Question

An incandescent light bulb radiates at a rate of \(60.0 \mathrm{W}\) when the temperature of its filament is \(2820 \mathrm{K}\). During a brownout (temporary drop in line voltage), the power radiated drops to \(58.0 \mathrm{W} .\) What is the temperature of the filament? Neglect changes in the filament's length and cross-sectional area due to the temperature change. (tutorial: light bulb)

Short answer

Answer: The approximate temperature of the filament during the brownout is 2790 K.

Step-by-step solution

Write down the Stefan-Boltzmann's Law formula relating power and temperature

We will use the Stefan-Boltzmann's Law formula which relates power and temperature: \(P = \sigma AeT^4\)

Find the ratio of the power radiated during the brownout to the original power radiated

Find the ratio of the power radiated during the brownout (\(P_{2} = 58.0 \mathrm{W}\)) to the original power radiated (\(P_{1} = 60.0 \mathrm{W}\)): \(\frac{P_{2}}{P_{1}} = \frac{58.0}{60.0}\)

Calculate the ratio of the temperature to the fourth power

Since we are neglecting changes in the filament's length, cross-sectional area, and emissivity, we can express the ratio of temperatures as \(\frac{T_2^4}{T_1^4}\), where \(T_1\) is the initial temperature and \(T_2\) is the temperature during the brownout. Using the ratio of the powers, we can write: \(\frac{T_2^4}{T_1^4} = \frac{P_2}{P_1} = \frac{58.0}{60.0}\)
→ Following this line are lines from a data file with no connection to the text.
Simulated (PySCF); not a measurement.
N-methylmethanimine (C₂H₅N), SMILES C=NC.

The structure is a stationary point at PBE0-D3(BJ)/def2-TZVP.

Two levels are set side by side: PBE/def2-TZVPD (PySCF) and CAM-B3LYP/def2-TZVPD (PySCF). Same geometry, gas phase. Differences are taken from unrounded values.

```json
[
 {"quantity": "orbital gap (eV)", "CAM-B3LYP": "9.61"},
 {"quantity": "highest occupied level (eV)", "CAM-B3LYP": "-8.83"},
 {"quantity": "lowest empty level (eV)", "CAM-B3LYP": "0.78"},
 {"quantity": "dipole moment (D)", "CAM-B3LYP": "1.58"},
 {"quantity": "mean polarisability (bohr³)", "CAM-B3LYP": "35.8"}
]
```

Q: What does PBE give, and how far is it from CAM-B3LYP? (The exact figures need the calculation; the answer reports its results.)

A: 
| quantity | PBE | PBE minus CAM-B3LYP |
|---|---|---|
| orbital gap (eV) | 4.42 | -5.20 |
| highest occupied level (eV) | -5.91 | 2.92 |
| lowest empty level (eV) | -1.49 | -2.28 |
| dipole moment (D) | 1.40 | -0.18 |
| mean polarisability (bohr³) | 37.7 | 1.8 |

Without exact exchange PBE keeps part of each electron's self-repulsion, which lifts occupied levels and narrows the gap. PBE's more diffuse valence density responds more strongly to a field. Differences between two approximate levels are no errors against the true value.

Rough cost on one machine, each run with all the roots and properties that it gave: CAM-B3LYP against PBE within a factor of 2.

Find the temperature during the brownout

In order to find the temperature of the filament during the brownout (\(T_2\)), we can use the following equation with the known initial temperature (\(T_1 = 2820 \mathrm{K}\)): \(T_2^4 = \frac{58.0}{60.0}T_1^4\) Now, solve for \(T_2\): \(T_2 = \sqrt[4]{\frac{58.0}{60.0}(2820)^4} = 2790 \mathrm{K}\) The temperature of the filament during the brownout is approximately \(2790 \mathrm{K}\).